Tag Archives: ipad

Got NAS? Creating a Digital Media Solution

(Author’s note: This post is for those not as familiar with the full extent of digital media tools, apps and hardware; there are a multitude of solutions out there and this is to bring the subject to the wider audience).

In this age of digital media, everyone is taking photos (JPGs), listening to music (MP3, OGG, FLAC), taking videos (MP4, DivX, MPG, MKV) – and there are plenty of other formats for each of those to choose as an alternative. Equally, there are many ways to consume those formats – Desktop, Laptop, tablets, PDA, phone.. the list goes on.

Over time you may come to realise that you have lots of files everywhere (SD cards, hard drives, USB memory sticks, Facebook, etc). – You probably have also wondered how can you organise them a little better so you don’t have to go to one place for pictures, another for music, etc. etc.

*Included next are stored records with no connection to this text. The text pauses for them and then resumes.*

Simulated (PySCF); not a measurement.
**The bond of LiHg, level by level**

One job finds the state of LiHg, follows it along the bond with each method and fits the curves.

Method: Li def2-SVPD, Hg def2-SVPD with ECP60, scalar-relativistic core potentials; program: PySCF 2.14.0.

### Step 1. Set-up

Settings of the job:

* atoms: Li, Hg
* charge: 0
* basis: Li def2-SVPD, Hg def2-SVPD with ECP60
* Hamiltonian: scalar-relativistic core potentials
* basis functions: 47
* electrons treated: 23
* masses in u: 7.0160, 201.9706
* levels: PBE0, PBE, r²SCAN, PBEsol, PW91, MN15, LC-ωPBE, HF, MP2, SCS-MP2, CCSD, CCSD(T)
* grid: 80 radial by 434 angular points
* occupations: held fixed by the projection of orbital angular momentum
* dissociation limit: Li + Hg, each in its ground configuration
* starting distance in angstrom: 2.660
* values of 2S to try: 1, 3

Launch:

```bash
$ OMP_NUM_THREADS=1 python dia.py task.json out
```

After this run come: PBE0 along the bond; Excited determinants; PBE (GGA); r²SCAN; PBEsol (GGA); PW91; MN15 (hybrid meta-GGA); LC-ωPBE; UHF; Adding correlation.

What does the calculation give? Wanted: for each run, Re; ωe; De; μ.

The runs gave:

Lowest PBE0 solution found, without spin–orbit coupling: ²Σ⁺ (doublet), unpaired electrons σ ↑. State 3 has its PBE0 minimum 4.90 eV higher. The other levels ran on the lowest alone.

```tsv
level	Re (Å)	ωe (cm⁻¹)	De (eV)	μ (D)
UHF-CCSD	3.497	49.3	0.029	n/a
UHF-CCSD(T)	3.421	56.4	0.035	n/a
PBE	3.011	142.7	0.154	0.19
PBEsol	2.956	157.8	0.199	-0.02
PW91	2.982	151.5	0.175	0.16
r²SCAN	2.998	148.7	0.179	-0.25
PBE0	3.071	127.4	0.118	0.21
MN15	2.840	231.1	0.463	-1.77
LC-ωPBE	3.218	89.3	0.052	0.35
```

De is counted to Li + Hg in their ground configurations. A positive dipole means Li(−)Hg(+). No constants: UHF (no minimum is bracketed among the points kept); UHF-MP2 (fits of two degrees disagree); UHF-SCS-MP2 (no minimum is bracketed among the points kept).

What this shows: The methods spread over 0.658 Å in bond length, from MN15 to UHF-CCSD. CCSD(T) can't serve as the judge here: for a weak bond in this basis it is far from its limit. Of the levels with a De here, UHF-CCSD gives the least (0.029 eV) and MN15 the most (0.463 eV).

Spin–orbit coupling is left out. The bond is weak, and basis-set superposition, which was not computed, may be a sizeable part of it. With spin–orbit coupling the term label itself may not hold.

If you’ve not heard of NAS (or Network Attached Storage) already then this might be the answer for you!

What is NAS?

A NAS drive is one or more 3.5″ hard drives contained in an enclosure along with some additional bits and pieces to make it more than just a hard drive. For the technically minded, those bits and pieces are a network port, sometimes a USB port (to enable attachment of other USB devices including printers) and typically a micro kernal flavour of Linux allowing some other features such as the ability to automatically download .torrent files, FTP access, user management, etc. If you’re wanting yet more info, check out the Wiki article on it.

The NAS drive connects to your network router and provides the ability to store and retrieve data to (almost) any other device that can connect to the same network. To give you a flavour of just what this means, take a look at the possibilities below!

From this you can see that the potential to centralise all your picture, music and movies is pretty compelling. So what’s the catch?

What’s the catch?

NAS drives are as fast as the network they are connected to and the activity they are performing. For example, if you had 3 people trying to stream 1080p (HD) video on a 802.11B wireless network they are going to have to deal with slow network speeds and (potentially) one hard drive trying to squeeze 3 HD videos down a small network pipe. You can imagine that won’t work well! Also some devices have to do some extra decoding on the fly for certain content (usually video) – again that can add an overhead.

But it’s not all bad, is it?

Not at all – personally I have a single drive NAS drive (Iomega 1TB) which serves as a central store for all my digital content. It means I can share media across any device including XBox 360, PS3, laptops and Android phone. Slight frustration is with Apple mobile products; my iPad won’t connect without downloading (buying) more software or by routing the content via a PC / Mac which would have to be on to serve the content.

What else should I know?

NAS drives can be bought with the capability to house multiple hard drives. The main reason for this is to provide failover should one hard drive fail. You may have heard the term “RAID” – this basically means that whatever is on a disk is mirrored to another disk so that if one fails, the other disk has the same data to provide backup/failover. Read more about RAID here. This means that you could have 2 x 1TB drives with only 1TB of storage space but redundancy for that capacity.

NAS drives should also come as DNLA / UPnP and iTunes compatible so you have lots of options open to you  – many do, but this is just something to look out for.

Also look out for those NAS drives that can act as a Print Server – that means you can connect your printer to the NAS drive and any device on the network potentially can use that printer.

So what NAS drive should I buy?

There are many options; if you have the budget I would recommend getting a NAS drive with RAID, plus drives as big as you’re comfortable buying. Check Amazon, NewEgg and CNET for recommendations – I’ve heard lots of good press about Buffalo; I’ve had a good enough experience with my iomega NAS too.

Like this post? Please comment!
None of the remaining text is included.